Step 1: Suppose that $F$ is an infinite field and $f(x) \in F[x]$. To claim the statement, "If $f(a)=0$ for infinitely many elements $a$ of $F$, then $f(x)=0$".
To prove this statement using proof by contradiction.
Suppose that $f(x)=a_{n}x^{n} + a_{n-1}x^{n-1} + \cdots + a_{1}x+a_{0}$ with $\deg (f(x))=n$.
May I have your idea about the next steps?
We have to understand the background idea at first. A non-zero polynomial $f(x) \in F[x]$ of degree $n$ has at most $~n~$ zeros in the field $F$. However your question says that a polynomial has $\text{infinitely}$ many zeros and hence we can think of some messy things lies inside.
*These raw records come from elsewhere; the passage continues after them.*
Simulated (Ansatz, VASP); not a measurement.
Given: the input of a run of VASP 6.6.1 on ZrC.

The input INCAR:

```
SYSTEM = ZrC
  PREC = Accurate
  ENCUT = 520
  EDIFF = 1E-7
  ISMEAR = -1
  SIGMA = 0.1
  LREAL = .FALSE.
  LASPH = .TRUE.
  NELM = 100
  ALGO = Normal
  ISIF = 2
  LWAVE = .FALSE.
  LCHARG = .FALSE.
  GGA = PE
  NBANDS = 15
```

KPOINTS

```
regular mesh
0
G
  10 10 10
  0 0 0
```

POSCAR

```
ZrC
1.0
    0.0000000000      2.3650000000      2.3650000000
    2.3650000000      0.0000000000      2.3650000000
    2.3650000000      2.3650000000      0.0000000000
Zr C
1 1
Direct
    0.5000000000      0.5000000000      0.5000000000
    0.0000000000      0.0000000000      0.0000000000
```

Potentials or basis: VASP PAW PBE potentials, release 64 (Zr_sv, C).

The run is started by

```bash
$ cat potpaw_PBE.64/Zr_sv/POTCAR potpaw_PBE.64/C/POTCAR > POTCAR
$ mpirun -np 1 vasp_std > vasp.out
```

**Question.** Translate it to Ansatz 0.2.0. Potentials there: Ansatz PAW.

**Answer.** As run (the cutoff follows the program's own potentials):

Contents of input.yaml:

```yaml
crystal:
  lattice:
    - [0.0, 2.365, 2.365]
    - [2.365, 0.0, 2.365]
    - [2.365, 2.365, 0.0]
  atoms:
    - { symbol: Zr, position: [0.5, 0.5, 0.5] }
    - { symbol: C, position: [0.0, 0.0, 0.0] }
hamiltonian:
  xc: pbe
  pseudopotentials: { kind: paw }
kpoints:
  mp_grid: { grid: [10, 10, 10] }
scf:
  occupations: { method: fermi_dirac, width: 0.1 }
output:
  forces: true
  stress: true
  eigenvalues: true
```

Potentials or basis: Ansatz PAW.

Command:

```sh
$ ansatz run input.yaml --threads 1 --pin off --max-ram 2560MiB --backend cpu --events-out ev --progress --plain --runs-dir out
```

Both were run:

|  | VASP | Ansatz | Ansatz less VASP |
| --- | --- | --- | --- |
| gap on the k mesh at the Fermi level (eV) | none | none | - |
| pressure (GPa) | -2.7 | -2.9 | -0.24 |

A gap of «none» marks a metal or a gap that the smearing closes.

Now suppose in your question the polynomial $f(x)$ is of degree $n$. Assume the $f(x) \neq0$. But it is given that $f(x)$ has infinitely many zeros. So there are $n+1$ elements $a_1,~a_2, \cdots, a_{n},~a_{n+1}$ such that \begin{align}f(x) &=(x-a_1)(x-a_2)\cdots (x-a_n)(x-a_{n+1}) g(x), \end{align} where $g(x) \in F[x]$. But this means that $\text{deg}(f) \geq n+1$, which is a contradiction [ $\because \text{deg}(f)=n$] unless $f(x) \equiv 0$. Hence $f(x) \equiv 0$.